Loved me some Carlos Boozer growing up in Ohio. Not so much when he played for Duke, but rather once he was drafted to the Cleveland Cavaliers. He’s a two-time All-Star and Olympian. Part of the 2008 Team USA gold medal squad. So put some respect on Boozer’s name, first of all.
Somebody close to Boozer needs to tell him, however. This beard right now? That ain’t it, sir.
My picks for NBA opening night with boosted odds @betwayusa
Suns +1.5
Lakers +5.5 pic.twitter.com/wm9oTZWUAo— Carlos Boozer (@MisterCBooz) October 24, 2023
As someone whose scalp follicles continue to defy my best wishes, I can empathize with Boozer’s perpetual hair-related plight. Although he’s embraced shaving his head at this point, it didn’t happen before he resorted to extreme measures during actual NBA games:
Carlos Boozer really used turn up to games with his hair painted with a sharpie 😂 pic.twitter.com/Nbo0ToMZEl
— NBA Memes (@NBAMemes) October 20, 2021
Now Boozer appears to be taking similar steps toward achieving the pinnacle of world beard domination. The thing is, I feel like he’s always been able to grow a rather thick curtain of facial hair, no? Was that all a more subtle mirage? I have no idea what to think now.

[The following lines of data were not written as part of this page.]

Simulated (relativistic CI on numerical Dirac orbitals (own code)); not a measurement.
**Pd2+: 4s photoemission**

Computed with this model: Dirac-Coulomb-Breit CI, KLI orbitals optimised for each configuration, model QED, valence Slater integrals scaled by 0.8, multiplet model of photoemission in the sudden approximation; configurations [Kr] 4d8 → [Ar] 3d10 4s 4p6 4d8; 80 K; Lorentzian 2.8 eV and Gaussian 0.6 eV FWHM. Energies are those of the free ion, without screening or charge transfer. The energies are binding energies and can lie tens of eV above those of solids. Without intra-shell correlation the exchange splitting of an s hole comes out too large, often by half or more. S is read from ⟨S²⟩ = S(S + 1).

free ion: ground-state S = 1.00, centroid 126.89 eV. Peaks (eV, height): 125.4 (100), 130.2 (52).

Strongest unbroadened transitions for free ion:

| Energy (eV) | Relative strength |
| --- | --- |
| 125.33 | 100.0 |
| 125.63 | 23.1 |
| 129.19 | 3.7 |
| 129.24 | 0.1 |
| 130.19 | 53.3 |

In watching back some of these highlights from his NBA heyday, I’m starting to think Boozer’s beard was greatly exaggerated as well.
Carlos Boozer got BUCKETS pic.twitter.com/lIRG6PyiiT
— Hoops Videos (@HoopsVids) October 24, 2023
I always chose to believe whatever the best-case scenario could possibly be for Boozer. That must’ve been a classic case of youthful naïveté. Rose-tinted homer spectacles. Call it what you will.
By the way, I have no clue who this dude is, but he cooks Boozer’s soul for about two and a half minutes in this dizzying rant of jokes:
I’m getting a little dizzy just looking at Boozer talk. Because, you know, I can’t focus on his eyes, his countenance or anything else — much less his NBA analysis — when we have that stencil situation on the bear-region epidermis. Feel like weird words are just spilling out onto the screen from my brain to the keyboard on full autopilot mode. Boozer’s beard put me in a trance. Please send help. I’m teetering toward a mental abyss. The end is nigh.
Further backstory: Boozer once commented on his hair and was very open/self-deprecating about it. That makes it all the more surprising he’s gone to such a place with his beard now, too.